[Numpy-discussion] Numpy and PEP 343

Tue Feb 28 11:41:15 EST 2006

<pie-in-the-sky>

An idea that has popped up from time to time is delaying evalution of a 
complicated expressions so that the result can be computed more 
efficiently. For instance, the matrix expression:

a = b*c + d*e

results in the creation of two, potentially large, temporary matrices 
and also does a couple of extra loops at the C level than the equivalent 
expression implemented in C would.

The general idea has been to construct some sort of psuedo-object, when 
the numerical operations are indicated, then do the actual numerical 
operations at some later time. This would be very problematic if 
implemented for all arrays since it would quickly become impossible to 
figure out what was going on, particularly with view semantics. However, 
it could result in large performance improvements without becoming 
incomprehensible if implemented in small enough chunks.

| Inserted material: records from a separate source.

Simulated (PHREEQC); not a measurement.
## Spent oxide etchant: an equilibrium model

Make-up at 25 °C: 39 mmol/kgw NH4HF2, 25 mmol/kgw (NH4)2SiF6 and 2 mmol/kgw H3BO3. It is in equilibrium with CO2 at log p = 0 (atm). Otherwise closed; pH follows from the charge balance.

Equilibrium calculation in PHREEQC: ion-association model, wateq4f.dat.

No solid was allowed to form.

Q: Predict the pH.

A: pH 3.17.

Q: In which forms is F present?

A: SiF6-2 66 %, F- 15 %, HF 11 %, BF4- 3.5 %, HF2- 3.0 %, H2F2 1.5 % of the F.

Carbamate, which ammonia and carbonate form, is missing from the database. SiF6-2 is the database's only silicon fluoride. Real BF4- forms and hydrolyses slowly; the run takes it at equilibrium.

A "straightforward" approach would look something like:

    numpy.begin_defer()    # Now all numpy operations (in this thread)
    are deferred
    a = b*c + d*e # 'a' is a special object that holds pointers to
                          #  'b', 'c', 'd' and 'e' and knows what ops to
    perform.
    numpy.end_defer() # 'a' performs the operations and now looks like
    an array

Since 'a' knows the whole series of operations in advance it can perform 
them more efficiently than would be possible using the basic numpy 
machinery. Ideally, the space for 'a' could be allocated up front, and 
all of the operations could be done in a single loop. In practice the 
optimization might be somewhat less ambitious, depending on how much 
energy people put into this. However, this approach has some problems. 
One is the syntax, which clunky and a bit unsafe (a missing end_defer in 
a function could cause stuff to break very far away). The other is that 
I suspect that this sort of deferred evaluation makes multiple views of 
an array even more likely to bite the unwary.

The syntax issue can be cleanly addressed now that PEP 343 (the 'with' 
statement) is going into Python 2.5. Thus the above would look like:

with numpy.deferral():
    a = b*c + d*e

Just removing the extra allocation of temporary variables can result in 
30% speedup for this case[1], so the payoff would likely be large. On 
the down side, it could be quite a can of worms, and would likely 
require a lot of work to implement.

Food for thought anyway.

</pie-in-the-sky>

-tim

[1]

from timeit import Timer
print Timer('a = b*c + d*e', 'from numpy import 
arange;b=c=d=e=arange(100000.)').timeit(10000)
print Timer('a = b*c; multiply(d,e,temp); a+=temp',
            'from numpy import arange, zeros, multiply;'
            'b=c=d=e=arange(100000.);temp=zeros([100000], 
dtype=float)').timeit(10000)

=>

94.8665989672
62.6143562939